Some have called silver the investment vehicle for the masses. Even with the price rises, silver remains more affordable than gold and is more accessible than gold. Looking at the U.S. Mint product line, the consumer has more silver options than gold. At some point, the U.S. Mint will actually sell the American the Beautiful silver bullion coins that seems to have garnered a lot of attention.

Silver has a long history as being the most popular metals for coins. From Ancient Rome to the Spanish Pillar Dollars that became the basis of United States currency, silver has been the plentiful and desirable metal used for coinage. Once silver became the base metal of choice, the United States spent over 100 years manipulating the composition of coins and silver prices in an effort to support silver mining concerns of favored members of congress.

I like silver coins. Silver has a silky color that allows for striking designs to be very visible. Because silver is less dense than gold, a one ounce coin made from silver are larger than gold. For example, most gold bullion coins are around 28 mm while silver coins average 38-40 mm (the Canadian Maple Leaf is 38 mm). It translates to more surface area for beautiful designs.

I collect a few silver bullion coins. Aside from the American Silver Eagle in proof and bullion versions, I also collect Canadian Maple Leafs, British Britannias, and China Silver Pandas. Silver Pandas are very interesting. China has been minting the Panda Bullion coin since 1983. The obverse features a panda in various images in its environment. Every year (except 2002) features a different panda image depicted in its natural environment. The reverse is The Hall of Prayer for Abundant Harvests in the Temple of Heaven. There have been four versions of this design (1983-1991, 1992-1999, 2000, 2001-present).
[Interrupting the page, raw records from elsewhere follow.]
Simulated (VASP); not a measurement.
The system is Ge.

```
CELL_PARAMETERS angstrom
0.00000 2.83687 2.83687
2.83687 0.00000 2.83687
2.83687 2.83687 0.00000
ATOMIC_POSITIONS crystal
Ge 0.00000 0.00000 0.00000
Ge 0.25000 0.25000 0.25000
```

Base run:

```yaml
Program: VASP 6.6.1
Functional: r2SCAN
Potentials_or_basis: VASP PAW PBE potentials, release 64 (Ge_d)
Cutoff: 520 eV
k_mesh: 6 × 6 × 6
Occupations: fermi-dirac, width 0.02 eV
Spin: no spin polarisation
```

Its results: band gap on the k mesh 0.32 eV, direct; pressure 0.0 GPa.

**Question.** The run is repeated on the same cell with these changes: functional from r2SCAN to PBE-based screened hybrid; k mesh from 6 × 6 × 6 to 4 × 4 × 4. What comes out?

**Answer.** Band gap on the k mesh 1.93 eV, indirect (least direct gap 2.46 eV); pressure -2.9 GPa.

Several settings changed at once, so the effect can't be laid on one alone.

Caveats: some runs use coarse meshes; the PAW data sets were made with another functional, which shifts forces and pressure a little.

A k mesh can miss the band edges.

There have been three generations of Pandas and a single “different” issue. Generations are based on content and changes in design. The claim is that 2010 is the last year of the current generation since there may be a slight change in the works along with a significant increase in production. The People’s Bank, which governs the creation of coins in China, is planning for a 10-fold increase in production. It is conjectured that since the price of silver is so high that the premium they charge because of the popular designs can bring in more revenue. It is uncertain whether this will be a successful strategy because those who studied microeconomics will tell you that an increased supply without an increased demand will push the prices downward. The U.S. Mint discovered this a few years ago and reduced the number of products offered.

With the new information, one source, the generations have been described as:

Generation Weight Content Size
First Silver Panda Coins (1983-1985) 27g .900 fine 38.6 mm
Sterling Silver Panda (1987)
one year issue
1 troy oz .925 fine 40 mm
Second Generation (1988-1999) 1 troy oz .999 fine 40 mm
Third Generation (2000-2010)
Change in artists
1 troy oz .999 fine 40 mm
Fourth Generation Projected for 2011: 10x increased production

Recently, I picked up the 2010 Panda to keep my Third Generation collection complete. The Third Generation Panda designs are distinctive in being more realistic than previous designs with fine details as part of the design. Gone are the cartoon-like panda figures allowing this generation of panda designs to appeal to a wider audience. These are wonderful designs and something that shows off very well on the 40 mm silver planchet.